Across Tundras Take Philly for a Ride, Upset Rap Fans
The night before Thanksgiving is a terrible time to book a show — everyone’s out of town or is already parked on their sofa or in the kitchen getting ready for the next day’s feast. Unfortunately, the show must always go on, and if you’re a touring band with the distinct lack of fortune to land in a major city right before a national holiday, well, time to suck it up!
Fortunately for Nashville transplants Across Tundras, though, Philadelphia was in the mood to get high on riffs before getting loaded up on triptophan, as their gig with Sea of Bones, Monolith, and Bubonic Bear at West Philly’s Millcreek Tavern on Nov. 25 made clear.
Two-man wrecking crew Bubonic Bear started things off with a (very, very loud) bang, churning out an army of ominous doom riffs and ear-shattering noise between a wall of amps and a wall of bodies. A scheduling snafu cut their set down to nearly nothing, but 20 minutes is all you need to fall in love or flee in terror from this ferocious duo.
Conneticut doom crew Sea of Bones were restricted to one song, but what a song it was! Creeping death and glacial funeral doom, injected with quiet moments of dreamy post-rock and helmed by a double bassist attack left eardrums bloody and amplifier worshippers happy filled 20 minutes. Across Tundras brought comparatively lighter fare to the table with their sky-scraping, psychedelia-tinged post-metal, tempered as it was with an unabashed Western twang, doomy sensibilities and colored by prairie suns. Neil Young meets Red Sparowes meets Neurosis? You be the judge.
However you’d like to label ‘em, Across Tundras went down a storm, culling much of their short set from recent album ‘Lonesome Wails From the Weeping Willow’ and eliciting cries of “One more! One more!” from the crowd as Tanner and his compatriots ducked offstage. The last band of the night, local instrumental, post-metal giants Monolith, drew the biggest crowd with their hypnotizing take on a tired genre.

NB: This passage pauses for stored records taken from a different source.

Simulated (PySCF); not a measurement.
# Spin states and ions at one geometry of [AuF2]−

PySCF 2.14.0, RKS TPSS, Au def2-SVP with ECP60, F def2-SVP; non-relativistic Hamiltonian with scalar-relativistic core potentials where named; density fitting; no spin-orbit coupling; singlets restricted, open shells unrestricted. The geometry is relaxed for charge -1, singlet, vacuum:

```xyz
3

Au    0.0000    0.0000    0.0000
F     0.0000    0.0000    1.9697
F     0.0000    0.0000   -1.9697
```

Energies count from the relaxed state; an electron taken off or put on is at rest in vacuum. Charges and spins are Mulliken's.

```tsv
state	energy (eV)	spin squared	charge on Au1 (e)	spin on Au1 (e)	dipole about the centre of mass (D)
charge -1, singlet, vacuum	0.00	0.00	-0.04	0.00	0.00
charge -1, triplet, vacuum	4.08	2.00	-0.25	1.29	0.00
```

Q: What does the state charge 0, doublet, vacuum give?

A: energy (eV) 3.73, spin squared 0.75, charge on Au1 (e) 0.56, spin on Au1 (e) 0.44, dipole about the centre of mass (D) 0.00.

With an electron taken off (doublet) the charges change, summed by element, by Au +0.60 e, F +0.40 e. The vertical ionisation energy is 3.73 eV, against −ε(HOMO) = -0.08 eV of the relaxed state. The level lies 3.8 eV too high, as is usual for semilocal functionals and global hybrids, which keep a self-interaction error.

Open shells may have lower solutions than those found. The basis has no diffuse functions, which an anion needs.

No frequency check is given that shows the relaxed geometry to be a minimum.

This band should be much bigger than they are. By the time they finished, the bar was filled with frowning faces decked out in urban glamor; the club owner had double-booked the night and was hosting a hip-hop dance party once the doom show burned out. While those certain West Philly music fans seemed absolutely horrified by the plethora of scruffy longhairs cluttering up their dance floor, we acolytes of the temple of doom couldn’t have been happier.